It’s a perfectly reasonable question. Entrepreneurial thinking and self-starter achievement are so rare most people likely think you need some kind of advanced education, network of millionaires or unbelievable luck to start your own business and turn it into a financial success.
Surely there must be some kind of business degree a person can get? There must be a way to get a degree in entrepreneurial studies. How else could someone figure out the answers to all the questions. It must be overwhelming!
While it is true there are degrees in entrepreneurial business and courses of study that will certainly make a lot of the details of starting a new enterprise easier, the fact is almost all successful companies are started by people who have little more than an invincible drive to forge their own path.
Education First
Although being an entrepreneur doesn’t require a degree, there are some courses of study that will make starting and running a business a whole lot easier.
For example, every business owner needs to know basic accounting. Learning the subject the right way in school is an indispensable step. Learning it through trial and error with accounts receivable and a box full of receipts won’t do much for the long term success of the enterprise.
Customers Next
As many experienced business people will tell you, sales solve everything. In fact, most successful companies are surprised into their markets by a sudden multiplicity of sales of a product they weren’t particularly banking on being a big hit. One need only take a cursory look at the entertainment business to see example after example of films, songs and books that went on a money-making rampage despite everyone being certain they would flop and take the company with them.

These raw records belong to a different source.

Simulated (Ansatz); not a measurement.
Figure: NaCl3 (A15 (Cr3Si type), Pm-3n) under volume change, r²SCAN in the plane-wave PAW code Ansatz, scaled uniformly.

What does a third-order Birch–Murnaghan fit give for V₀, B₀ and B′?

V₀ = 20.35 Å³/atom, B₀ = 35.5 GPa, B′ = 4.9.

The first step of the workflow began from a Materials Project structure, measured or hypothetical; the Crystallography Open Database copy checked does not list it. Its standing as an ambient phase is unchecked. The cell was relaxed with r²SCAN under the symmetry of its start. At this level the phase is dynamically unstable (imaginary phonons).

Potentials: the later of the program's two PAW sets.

As long as the company has sales, everything else falls right into place, even if you don’t necessarily have the business degree and all the knowledge everyone tells you is necessary.
Forging your own path and bootstrapping a new enterprise is a romantic notion to be sure. The image of someone getting ahead of the curve and earning advanced degrees before putting all that knowledge to work is compelling, but rarely necessary or even practical. At the end of the fiscal year, what matters most is sales and a lot of them.